This is what transitions look like

Over the last couple of months, I’ve lost more than 20 pounds on what my friend Molly refers to as the Blow-Up-Your-Life Diet. I’ve been apartment searching in Boston, packing to move, preparing to start a new full-time job after three-plus years on my own, and starting to lead a seminar at UMass Amherst entitled, ironically enough, “Living Strategically.” (I taught my first class last week by the way. Let it be said: I love my students. And I love teaching.)

On second thought, “living strategically” isn’t so ironic after all. If not for the strategies I’ve learned, practiced – and blogged about here – over the past few years, I’d undoubtedly be in far worse shape than I am today.  Hard as things are right now – and they are pretty hard – I have tools and perspective.

That is when I remember to use them.

Last week, I was going through an especially difficult patch. I’d made the two-hour drive into Boston from western Mass based on a realtor’s promise to show me four to seven apartments only to discover on arrival that none of them accepted cats, despite my having clearly indicated that one would be coming with me. I start my Boston job a week from tomorrow. I still have no place to live, and once I find one, I’ll still have to move. It all began to seem utterly overwhelming. Was this whole thing a mistake? What had I been thinking?

And then, just in time, I remembered: This is what transitions look like. Not in every specific, of course, but in the experience.

In life coach Martha Beck’s Change Cycle model of transitions, I’m right on track, smack dab in the middle of Square 1 (Death and Rebirth). “The bizarre, formless, zero-identity netherworld of Square One is what anthropologists call a “liminal period,” Beck writes in Finding Your Own North Star, describing such a time as one “where you’re on the threshold between identities, neither inside nor out, neither one thing nor the other.”

She continues: “During most of Square One, you’ll probably feel panicky, groundless, and desperate. Problems and complications seem to attack from all sides: big ones, little ones, strange and unfamiliar ones. You rush around in frenzied activity but feel as though you’re getting absolutely nothing done.”

Yes! And yes and yes. That is exactly how I’ve been feeling.

For his part, transitions guru William Bridges describes this uncomfortable stretch as “the neutral zone,” a “period of confusion and distress” that follows an ending and precedes a new beginning. He devotes an entire chapter of Transitions to this difficult time, including a number of suggestions to ease the way.

The first of these: Surrender — we must “give in to the emptiness and stop struggling to escape it,” he counsels.

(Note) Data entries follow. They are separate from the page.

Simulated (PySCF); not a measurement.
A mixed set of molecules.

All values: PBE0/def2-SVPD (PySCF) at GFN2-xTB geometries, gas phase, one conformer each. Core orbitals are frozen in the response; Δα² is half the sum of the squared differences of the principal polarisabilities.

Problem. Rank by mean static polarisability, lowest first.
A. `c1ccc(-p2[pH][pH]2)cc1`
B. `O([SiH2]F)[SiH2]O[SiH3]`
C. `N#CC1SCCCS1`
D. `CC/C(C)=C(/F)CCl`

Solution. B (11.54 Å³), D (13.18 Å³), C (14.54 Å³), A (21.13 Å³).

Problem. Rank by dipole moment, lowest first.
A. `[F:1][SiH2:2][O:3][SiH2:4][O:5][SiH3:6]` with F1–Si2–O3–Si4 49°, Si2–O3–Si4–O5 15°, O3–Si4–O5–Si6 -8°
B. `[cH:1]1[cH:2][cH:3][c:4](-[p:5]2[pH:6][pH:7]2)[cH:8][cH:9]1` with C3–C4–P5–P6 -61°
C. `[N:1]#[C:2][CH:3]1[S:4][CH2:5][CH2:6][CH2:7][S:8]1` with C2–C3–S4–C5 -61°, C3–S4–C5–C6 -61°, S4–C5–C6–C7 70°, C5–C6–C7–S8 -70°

If you’re caught in a riptide, you’re supposed to stop fighting and let yourself drift. If you’re facing an angry bear, you should lie still, pretending to be dead. (At least, this is what I’ve always heard; in the interests of full disclosure, I’ve tested neither of these.) Both of these responses would seem to go against our basic survival instincts. I imagine that, in the instant, knowledge is often a poor match for adrenaline-powered impulse.

But, as I know from long experience, the first impulse isn’t always the right one.  As I continue through this month of dramatic change and uprooting, I’ll be calling on the collective wisdom of all who have gone before me (and here, I include not only others but also my own past selves.) While surrender doesn’t come naturally, it’s nonetheless what’s called for.

Life Experiment #9:  “The present moment is the mother of the future. Take care of the mother, and the mother will take care of the child.” I love this line from one of my Buddhist teachers. The focus of this month is surrendering to – and caring for – the present moment, the only thing we ever have to work with.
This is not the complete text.